If you don't actually want to stop, then these opportunities for pause do nothing, because in that pause you reaffirm that you do want to continue the behaviour.
This ties into why addiction is so powerful, while many people know their addictions are bad, they enjoy them and don't actually want to stop. I.E. They don't value the results of cessation versus keeping the addiction.
It's entirely possible to reach for your phone, then tap an app or load a website on your computer while being semi-aware of your actions, and this is typical for people with ingrained behaviours. These people can start scrolling instagram or twitter without really thinking about it. Having a forced circuit breaker gives these people an opportunity to stop and reconsider their actions.
At the end of the day only you have full agency over yourself.

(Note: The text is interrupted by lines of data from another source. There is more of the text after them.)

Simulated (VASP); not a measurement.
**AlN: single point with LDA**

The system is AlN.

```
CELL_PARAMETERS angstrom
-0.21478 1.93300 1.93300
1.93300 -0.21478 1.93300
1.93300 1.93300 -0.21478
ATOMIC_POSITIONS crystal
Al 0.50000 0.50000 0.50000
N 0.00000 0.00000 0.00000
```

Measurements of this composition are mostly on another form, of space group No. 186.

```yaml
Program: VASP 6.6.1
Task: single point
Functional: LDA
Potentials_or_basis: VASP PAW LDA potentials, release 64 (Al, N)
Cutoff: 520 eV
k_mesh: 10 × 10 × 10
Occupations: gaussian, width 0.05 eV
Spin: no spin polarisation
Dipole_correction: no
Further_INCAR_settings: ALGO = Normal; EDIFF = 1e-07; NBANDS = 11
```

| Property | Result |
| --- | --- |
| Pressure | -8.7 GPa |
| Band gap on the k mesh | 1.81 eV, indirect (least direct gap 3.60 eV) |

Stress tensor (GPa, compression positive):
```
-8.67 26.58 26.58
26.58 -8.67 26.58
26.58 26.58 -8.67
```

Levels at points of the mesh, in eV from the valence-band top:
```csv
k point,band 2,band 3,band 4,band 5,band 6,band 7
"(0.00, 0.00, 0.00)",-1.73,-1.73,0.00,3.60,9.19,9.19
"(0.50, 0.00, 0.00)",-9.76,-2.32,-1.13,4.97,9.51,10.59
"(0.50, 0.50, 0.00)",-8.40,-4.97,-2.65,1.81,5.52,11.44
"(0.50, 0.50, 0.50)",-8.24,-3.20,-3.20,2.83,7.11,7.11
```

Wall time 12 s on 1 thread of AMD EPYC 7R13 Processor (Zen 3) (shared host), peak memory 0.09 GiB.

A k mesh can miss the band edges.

These systems are trivial to defeat, after all you turned them on, you can just as easily turn them off, but that's not the point at all. It's not meant to be an unsurmountable technical wall. The point is to provide you with a moment to actively think about your actions instead of an autopiloting behaviour that lands you on a website or app that you are trying to avoid using. People who use employ these types of "circuit breakers" do so because they find that they frequently find themselves autopiloting to these services. For these people the circuit breaker is their moment to realise "oh hang on I said I don't want to be doing this while I'm working on my project", rather than "oh this is inconvenient, I'll just disable it for the time being".
The stopping power comes from you, not from the crutch.